What a kippa really tells you about its wearer
Pew recently released a kippa explainer on what the covering may say about the person donning it
Andrew Silow-Carroll is the editor-in-chief of JTA
JTA — The Pew Research Center this week repackaged its recent findings on Israeli Jews into an explainer about what a kippa tells you about its wearer.
“In Israel, the type of kippa – or lack thereof – worn by an Israeli Jewish man often is strongly correlated with his religious identity as well as some political views,” Pew noted.
For example, a large black fabric kippa is typically worn by a ultra-Orthodox Jew. A colored or patterned crocheted kippa usually adorns the dome of a modern Orthodox Jew. And a black crocheted or knitted kippa-wearer is most likely “traditional.”
Pew does not exhaust all the possibilities for the kinds of kippahs worn and what they mean, however. Below is our research department’s guide to some styles that Pew left out.
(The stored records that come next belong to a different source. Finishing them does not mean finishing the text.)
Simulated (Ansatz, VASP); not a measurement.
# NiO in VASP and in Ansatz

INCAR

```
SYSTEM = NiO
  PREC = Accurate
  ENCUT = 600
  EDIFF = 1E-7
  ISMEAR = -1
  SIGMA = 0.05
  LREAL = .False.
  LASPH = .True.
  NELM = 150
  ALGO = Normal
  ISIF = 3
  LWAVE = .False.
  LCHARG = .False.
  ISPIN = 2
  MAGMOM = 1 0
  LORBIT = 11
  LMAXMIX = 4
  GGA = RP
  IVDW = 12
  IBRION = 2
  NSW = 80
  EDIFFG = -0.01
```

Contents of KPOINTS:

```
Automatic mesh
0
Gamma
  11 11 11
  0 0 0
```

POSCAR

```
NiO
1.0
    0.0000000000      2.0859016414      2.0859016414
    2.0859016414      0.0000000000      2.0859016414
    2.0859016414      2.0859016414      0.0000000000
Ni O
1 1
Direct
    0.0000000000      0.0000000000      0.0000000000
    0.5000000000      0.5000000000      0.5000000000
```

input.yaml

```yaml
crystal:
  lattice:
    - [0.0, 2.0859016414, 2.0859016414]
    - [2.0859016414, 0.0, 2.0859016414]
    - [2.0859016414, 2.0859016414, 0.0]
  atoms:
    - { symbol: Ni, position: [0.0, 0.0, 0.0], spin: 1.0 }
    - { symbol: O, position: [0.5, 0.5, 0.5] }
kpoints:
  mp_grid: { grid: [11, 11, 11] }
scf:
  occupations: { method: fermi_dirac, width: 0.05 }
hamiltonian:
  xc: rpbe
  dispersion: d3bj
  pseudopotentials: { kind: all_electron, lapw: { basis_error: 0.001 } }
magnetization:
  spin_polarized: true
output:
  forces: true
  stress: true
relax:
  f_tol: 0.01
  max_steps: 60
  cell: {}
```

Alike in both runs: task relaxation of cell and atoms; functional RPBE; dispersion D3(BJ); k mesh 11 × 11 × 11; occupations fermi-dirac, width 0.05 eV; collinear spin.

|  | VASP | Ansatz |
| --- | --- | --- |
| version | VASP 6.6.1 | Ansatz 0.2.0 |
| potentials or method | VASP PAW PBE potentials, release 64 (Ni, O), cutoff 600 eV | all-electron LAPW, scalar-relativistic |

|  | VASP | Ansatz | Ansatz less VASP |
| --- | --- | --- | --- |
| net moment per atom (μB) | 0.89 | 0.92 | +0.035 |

If you’ve ever donned a kippa, even if only for your third-cousin’s bat mitzvah, we’ve got a category for you.
Colorful beaded yarmulke
You are a Jewish feminist.
You are LGBTQ or LGBTQ-friendly.
Large pink satin kippa
You are attending Stacie’s bat mitzvah.
Puffy kippa that sits on your head like a dumpling
You are a politician visiting a synagogue for the first time.
Elaborate Bukharan kippa
You are a Bukharan Jew – or a New Age rabbi.
Matching kippa-tallit set
You wore it once – at your bar mitzvah.
Crocheted kippa that looks like a slice of watermelon
You were the class clown in Hebrew school.
Teenage Mutant Ninja Turtles kippa
You were bar mitzvahed in 1989.
Donald Trump kippa
You want to piss off your family at the seder.
Giant red kippa
You are a macher in the Catholic Church.